Blurb

Klara and the Sun meets S. A. Barnes’s Dead Silence with a touch of Becky Chambers’ A Psalm for the Wild-Built in Nebula Award-winning author A.D. Sui’s darkly philosophical murder mystery, as a death monk and a team of researchers trapped onboard a spaceship of the dead encounter something beyond human understanding…

Vessel Iris has devoted himself to the Starlit Order, performing funeral rites for the dead across the galaxy, guiding souls back into the Infinite Light. Despite the comfort he wants to believe he brings to the dead, his relationships with his fellow Vessels are distant at best, leaving him reliant on his AI implant for companionship.

The spaceship Counsel of Nicaea has been lost for more than a thousand years. A relic of Earth’s dying past, humanity took the ship to the stars on a multi-generation journey to find another habitable planet yet never reached its destination. Its sudden appearance has attracted a team of academics eager to investigate its archeological history. And Iris has been assigned to bring peace to the crew’s long departed souls.

Carpeted in moss and intertwined with vines, Nicaea is more forest than ship. Skeletons are all that remain of the crew, and Iris’ religious rituals are met with bemusement by the scientists—and outright hostility by the engineer Yan Fukui. Determined to be more than just the curator of the dead, Iris tries to make himself useful to the team, desperate to form friendships.

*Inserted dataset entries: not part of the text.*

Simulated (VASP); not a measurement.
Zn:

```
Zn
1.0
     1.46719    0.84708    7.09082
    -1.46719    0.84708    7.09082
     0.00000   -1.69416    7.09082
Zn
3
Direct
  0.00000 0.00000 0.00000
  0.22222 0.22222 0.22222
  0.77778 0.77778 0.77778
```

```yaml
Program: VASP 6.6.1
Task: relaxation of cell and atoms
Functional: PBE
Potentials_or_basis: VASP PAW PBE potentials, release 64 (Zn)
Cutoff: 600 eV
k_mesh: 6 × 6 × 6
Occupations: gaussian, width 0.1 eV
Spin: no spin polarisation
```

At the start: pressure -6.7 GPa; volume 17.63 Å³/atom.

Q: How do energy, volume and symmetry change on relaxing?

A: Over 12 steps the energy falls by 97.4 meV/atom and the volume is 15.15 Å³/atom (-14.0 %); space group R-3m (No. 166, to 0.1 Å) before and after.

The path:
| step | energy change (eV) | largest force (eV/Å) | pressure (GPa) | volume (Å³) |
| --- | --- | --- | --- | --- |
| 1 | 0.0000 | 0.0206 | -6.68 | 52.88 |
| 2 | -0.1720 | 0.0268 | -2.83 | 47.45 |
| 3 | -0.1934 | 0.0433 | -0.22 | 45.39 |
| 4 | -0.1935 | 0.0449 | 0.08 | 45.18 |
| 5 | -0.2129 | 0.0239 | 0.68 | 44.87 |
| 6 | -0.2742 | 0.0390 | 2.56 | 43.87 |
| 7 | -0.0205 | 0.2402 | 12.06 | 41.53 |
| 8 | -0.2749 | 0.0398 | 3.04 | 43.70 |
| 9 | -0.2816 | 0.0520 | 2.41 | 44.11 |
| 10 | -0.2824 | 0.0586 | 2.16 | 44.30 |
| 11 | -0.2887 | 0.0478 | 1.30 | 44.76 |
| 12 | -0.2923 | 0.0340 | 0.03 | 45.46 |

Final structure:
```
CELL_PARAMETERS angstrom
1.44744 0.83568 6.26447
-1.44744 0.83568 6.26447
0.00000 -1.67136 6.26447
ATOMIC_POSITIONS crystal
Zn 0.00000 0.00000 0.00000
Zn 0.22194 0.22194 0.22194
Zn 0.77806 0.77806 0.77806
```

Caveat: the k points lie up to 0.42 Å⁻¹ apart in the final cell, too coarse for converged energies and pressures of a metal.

But Nicaea’s plant life isn’t the only sentience to have survived in the past millennia. Something onboard is stalking the explorers one by one. And Iris with his AI enhancement may be their only hope for survival. . .

Review

I’m just going to start out and say that this book broke me in all the good ways because it then picked up the pieces and put them together again. One should read a book about a death monk with so much repressed grief, but as a religious studies student the idea of Vessel Iris and the Starlit Order was too big a temptation to resist. And I am so glad I didn’t resist.

Part science fiction, part murder mystery, part ethical conversation about AI, technology, sentience, and our relationship to these things, this book contains a gripping narrative that kept me turning the pages long after I should have gone to bed. The characters are well drawn, fully realized, with just enough back story to make you understand their motivations and reasoning. The transformation over the course of the story is exquisite, and I worry about saying much more because I do not want to give a single thing away.

The Iron Garden Sutra is a book for those who want crunchy topics to think about with their science fiction, who are fans of lyrical writing that evokes all five senses, and for those who are thinking about the role religion and ritual play in our lives and in the case of funerary rites, for whom we perform these things and what responsibilities do we have to the dead.

One of the best books I’ve read in a very long time.

Copy of book received from NetGalley.